Competing: When one person seeks to satisfy his interests, regardless of the impact on the other parties to the conflict, he is competing.

Collaborating: When the parties to conflict each desire to fully satisfy the concerns of all parties, we have cooperation and the search for mutually beneficial outcomes.

Avoiding: A person may recognize that a conflict exists and want to withdraw from it or suppress it.

Accommodating: When one party seeks to appease an opponent, that party may be willing to place the opponent’s interests above his or her own. In other words, in order for the relationship to be maintained, one party is willing to be self-sacrificing. We refer to this intention as accommodating.

Compromising: When each party to the conflict seeks to give up something, sharing occurs, resulting in a compromised outcome. In compromising, there is no clear winner or loser.

Stage IV-Behavior:

The behavior stage includes the statements, actions, and reactions made by the conflicting parties. It helps to think of stage-IV, as a dynamic process of interaction. For example, you make a demand on me; I respond by arguing; you threaten me; I threaten you back; and so on.

Stage V- Outcome:

The action-reaction interplay between the conflicting parties result in consequences. These outcomes may be functional in that the conflict results in an improvement in the group’s performance, or dysfunctional in that it hinders group performance.

4) Definition of “Negotiation” and the different bargaining strategies

We define negotiation as a process in which two or more parties exchange goods or services and attempt to agree on the exchange rate for them.

Bargaining Strategies: There are two general approaches to negotiation-distributive bargaining and integrative bargaining.

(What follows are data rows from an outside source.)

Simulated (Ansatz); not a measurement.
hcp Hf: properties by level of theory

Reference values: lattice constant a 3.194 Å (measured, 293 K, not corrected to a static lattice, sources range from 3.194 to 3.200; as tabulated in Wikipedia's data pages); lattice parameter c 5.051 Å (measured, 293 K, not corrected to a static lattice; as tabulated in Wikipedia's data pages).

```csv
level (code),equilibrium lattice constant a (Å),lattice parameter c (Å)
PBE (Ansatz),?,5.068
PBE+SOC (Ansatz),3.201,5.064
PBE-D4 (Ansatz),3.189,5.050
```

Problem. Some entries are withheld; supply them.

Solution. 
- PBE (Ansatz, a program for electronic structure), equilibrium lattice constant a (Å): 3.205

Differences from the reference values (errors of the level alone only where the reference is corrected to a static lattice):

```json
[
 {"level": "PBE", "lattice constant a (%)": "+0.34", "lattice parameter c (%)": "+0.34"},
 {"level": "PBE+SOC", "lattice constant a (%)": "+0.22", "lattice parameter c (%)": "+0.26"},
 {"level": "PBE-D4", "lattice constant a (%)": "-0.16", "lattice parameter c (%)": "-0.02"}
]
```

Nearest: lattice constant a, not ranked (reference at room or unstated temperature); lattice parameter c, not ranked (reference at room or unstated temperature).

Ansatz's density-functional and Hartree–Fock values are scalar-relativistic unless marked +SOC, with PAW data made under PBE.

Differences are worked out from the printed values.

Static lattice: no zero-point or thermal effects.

Distributive Bargaining: The most identifying feature of distributive bargaining is that it operates under zero-sum conditions. That is, any gain I make is at your expense; and vice versa.

Integrative Bargaining: In contrast to distributive bargaining, integrative problem solving operates under the assumption that there exist one or more settlements that can create a win-win solution.

All things being equal, integrative bargaining is preferable to distributive bargaining, because the former builds long-term relationships and facilitates working together in the future.